I've always been a little afraid of cooking seafood; I don't know why, but raw fish gives me more trouble than raw chicken, despite the fact that I happily eat sushi on a regular basis. Maybe it's just that I'm more sure of how to acquire quality warm-blooded meat in this meat-packing town.

In any case, my two favorite food writers have pieces today that may just shock me out of my fish-phobia.

The first is The New York Times' Minimalist, Mark Bittman, who has a recipe for what I can only characterize as Italian cassoulet, with broken bits of pasta. The second is Harvard's Waddling Thunder, who has a recipe forn ode to bouillabaise.

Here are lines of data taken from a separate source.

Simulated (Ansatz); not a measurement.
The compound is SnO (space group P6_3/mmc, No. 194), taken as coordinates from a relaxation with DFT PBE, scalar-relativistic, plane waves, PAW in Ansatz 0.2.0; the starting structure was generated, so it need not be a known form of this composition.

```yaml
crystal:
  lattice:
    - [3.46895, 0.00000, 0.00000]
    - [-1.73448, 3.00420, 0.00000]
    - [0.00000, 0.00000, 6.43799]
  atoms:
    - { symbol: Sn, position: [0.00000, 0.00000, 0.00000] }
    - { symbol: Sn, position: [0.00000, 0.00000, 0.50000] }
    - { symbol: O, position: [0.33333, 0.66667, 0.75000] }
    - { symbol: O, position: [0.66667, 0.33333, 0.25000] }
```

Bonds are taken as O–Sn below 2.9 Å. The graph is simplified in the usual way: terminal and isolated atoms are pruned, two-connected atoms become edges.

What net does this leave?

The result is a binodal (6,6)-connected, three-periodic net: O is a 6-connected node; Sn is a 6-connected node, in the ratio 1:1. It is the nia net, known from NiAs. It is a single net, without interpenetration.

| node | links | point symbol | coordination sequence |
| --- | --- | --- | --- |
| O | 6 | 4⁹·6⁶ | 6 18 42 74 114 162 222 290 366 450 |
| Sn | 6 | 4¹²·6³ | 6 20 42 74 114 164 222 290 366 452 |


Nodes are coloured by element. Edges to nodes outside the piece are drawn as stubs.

Waddling Thunder also distracts himself in class similarly to the way I do:

Some people doodle in class. Others play snood, or surf the web, or chat on instant messenger. A small group might even drift away in the lewd embrace of the more salacious range of mental speculations. But me? Well, I dream about food. I dream about what to cook; and how I’m going to cook it; and where I’m getting the ingredients to cook whatever I’m going to cook; and how I’m going to eat it. I might dream about a specific food, or about all foods – in the morning about what I’m going to eat for lunch, after lunch what I’ll eat as a snack, and later what I should make for dinner. The only constant is that the moment the class demands less than all my attention, food is extremely likely to be the topic of my distracted meditations.